By Jon Niccum - | Sep 15, 2004

Don’t let “Sky Captain and the World of Tomorrow” fool you.

Despite a $70 million budget and cast of A-listers, it really falls into the category of an experimental film. Conceptually, it’s the kind of project more likely to be shown at indie festivals and film school classes than at the local multiplex.

This is because all of “Sky Captain” is shot against a blue screen. Virtually no real sets or locations are used. Other than the props that the actors physically touch, all images are digitally created.

Rookie writer-director Kerry Conran spent years making a 6-minute movie titled “The World of Tomorrow” that depicted a squadron of giant flying robots attacking New York City. Combining the tone of serials such as “Flash Gordon” with the classic look of the 1940s “Superman” cartoons by Max Fleischer, the short so impressed Paramount execs that they gave the director free reign to adapt it.

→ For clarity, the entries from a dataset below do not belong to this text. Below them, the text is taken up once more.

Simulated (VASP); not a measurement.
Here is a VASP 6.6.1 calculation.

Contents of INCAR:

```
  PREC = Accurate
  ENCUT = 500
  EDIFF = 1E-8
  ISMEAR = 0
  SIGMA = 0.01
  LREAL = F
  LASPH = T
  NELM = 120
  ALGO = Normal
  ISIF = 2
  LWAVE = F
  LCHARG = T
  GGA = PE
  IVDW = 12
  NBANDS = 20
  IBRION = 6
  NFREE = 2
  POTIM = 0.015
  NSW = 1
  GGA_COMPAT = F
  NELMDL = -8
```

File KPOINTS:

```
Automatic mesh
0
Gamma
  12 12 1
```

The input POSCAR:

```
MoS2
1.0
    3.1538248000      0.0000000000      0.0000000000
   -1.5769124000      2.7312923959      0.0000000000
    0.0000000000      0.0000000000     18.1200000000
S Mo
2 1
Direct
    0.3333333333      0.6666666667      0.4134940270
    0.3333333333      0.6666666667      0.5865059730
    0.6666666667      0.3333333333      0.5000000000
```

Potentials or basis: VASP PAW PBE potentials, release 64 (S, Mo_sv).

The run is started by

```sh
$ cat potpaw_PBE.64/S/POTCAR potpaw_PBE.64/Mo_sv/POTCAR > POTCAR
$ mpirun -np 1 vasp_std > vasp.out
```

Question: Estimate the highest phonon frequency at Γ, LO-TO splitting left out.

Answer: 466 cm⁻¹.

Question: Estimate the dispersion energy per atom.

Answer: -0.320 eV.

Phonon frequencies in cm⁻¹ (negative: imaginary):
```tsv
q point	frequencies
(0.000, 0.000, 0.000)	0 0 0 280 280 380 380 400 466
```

While the feature is not entirely without glitches, it does succeed at delivering an old-fashioned, cliffhanger adventure.

Set in 1939, Jude Law stars as Joe “Sky Captain” Sullivan. With armies spread thin throughout the globe, Sullivan and his “elite mercenary forces” have been called upon to protect the citizens of the free world with their combination of daredevil skills and technological gimmickry.

Meanwhile, reporter Polly Perkins (Gwyneth Paltrow) is investigating the disappearance of some noted scientists. When mechanical armies begin looting Manhattan, Perkins and Sullivan team up to uncover the mystery behind these events.

They’re aided by Angelina Jolie as an eye patch-wearing British commando, and Giovanni Ribisi as Sullivan’s assistant and technical whiz.

It’s hard to discuss “Sky Captain” without focusing almost exclusively on its visual appeal. There is a soft-focus glow to the images on the screen, like a black-and-white movie that has been colorized. Yet the manipulation of the compositional elements – from the tank-sized feet of the invading robots to underwater missile battles – seems convincingly tangible.

The production design is so adept at looking both retroactive AND futuristic that the film always has a newness about it even when its plot is conventional. (Thematically, the flick is as simplistic as a James Bond installment – especially the “Moonraker”-like scheme of the villain.)

What’s also refreshing about “Sky Captain” is that it remains an original idea. It’s not based on a comic book or a TV cartoon. It’s not a sequel or a remake. In a summer season filled with take-no-chance productions, this is a welcome addition to theaters.

With so little actual corporeal material on the screen to work with, Conran wisely exploits his Oscar-caliber cast for all its worth. Although the leads are little more than archetypes, Law and Paltrow have a nice bickering chemistry together. As former co-stars in “The Talented Mr. Ripley,” they display a love-hate history that gives their unlikely relationship some needed weight.

Some of the film’s best moments involve a running gag about Paltrow’s character having only two pictures left on her camera. Even though she encounters one incredible sight after another during their quests, the intrepid reporter must keep holding back until she spots the journalistic money shot. (The most ridiculous image is actually that of Paltrow framed through the glass door of her office at the paper. A reporter with her OWN office? Yeah, sure.)

The filmmakers chose the phrase “World of Tomorrow” because it was the theme of the 1939 World’s Fair in New York. That bygone event speculated what life would be like in the 1960s: advanced highway systems, a new device called television, healthier cigarettes and a personal robot (nicknamed Elektro) in every household.

It’s easy to view predictions of these “technological breakthroughs” with an equal amount of admiration and humorous ridicule.

In a few decades, audiences might look back on the experimental “Sky Captain” with that same mixed fondness.